It seems just yesterday that I was walking into my little Berlin apartment for the first time, that I was trying to find my way to the office, that I was navigating the subway interchanges for the first time and that I was observing the sights and sounds of Berlin for the first time. Now it’s hard to imagine that was almost 3 months ago. Those three months have been filled with adventure, some blissful monotony (because what internship doesn’t have just a little monotony), exploration of my field, learning opportunities and much more. the memories that I have made this summer will remain with me for the rest of my life. And what a fun summer it was.
I learned a great deal about architecture, about business, about the city of Berlin and also about myself. I have always dreamed of one day living abroad, not for the rest of my life but for several years at least. Within this dream there was always a small seed of fear of the unknown. It seems that after this trip that small bit of fear has vanished. And at just the right time too, as my college years draw to a close I will soon set out for myself in this world and my summer in Berlin has given me the tools I will need to succeed. Perhaps I will even end up living in Berlin again one day.

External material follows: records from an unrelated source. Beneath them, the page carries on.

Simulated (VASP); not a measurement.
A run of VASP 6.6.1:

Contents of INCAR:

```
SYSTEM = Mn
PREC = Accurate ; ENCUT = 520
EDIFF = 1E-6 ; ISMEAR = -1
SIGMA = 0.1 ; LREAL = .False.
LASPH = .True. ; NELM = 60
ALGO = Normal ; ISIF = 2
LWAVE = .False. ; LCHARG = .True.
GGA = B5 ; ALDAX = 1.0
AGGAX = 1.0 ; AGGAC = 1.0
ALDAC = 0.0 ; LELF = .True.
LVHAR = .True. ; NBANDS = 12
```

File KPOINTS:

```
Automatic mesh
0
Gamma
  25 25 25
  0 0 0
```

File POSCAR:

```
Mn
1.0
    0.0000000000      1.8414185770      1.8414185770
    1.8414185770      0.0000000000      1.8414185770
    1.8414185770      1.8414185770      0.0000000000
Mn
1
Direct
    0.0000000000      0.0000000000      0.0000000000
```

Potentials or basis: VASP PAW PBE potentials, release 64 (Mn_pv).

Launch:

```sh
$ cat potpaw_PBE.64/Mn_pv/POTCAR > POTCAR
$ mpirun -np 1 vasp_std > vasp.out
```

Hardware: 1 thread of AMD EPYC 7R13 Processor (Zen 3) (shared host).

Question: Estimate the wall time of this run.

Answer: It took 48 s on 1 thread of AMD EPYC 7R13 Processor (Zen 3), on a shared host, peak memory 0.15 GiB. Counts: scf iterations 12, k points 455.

As I was leaving I was extremely sad. Of course I was happy to be going home but I felt that I would miss the city immensely and not just the overall character of the city but also the little things like the view from my subway line to work, or the Falafel stead just down the street. But I got comfort from the fact that although I was leaving, Berlin will still be here and I can come back anytime I like things will change but the city itself or remain the same whenever I come back to visit overall I guess I would like to say that this summer has taught me that the world is not that big and foreign after all.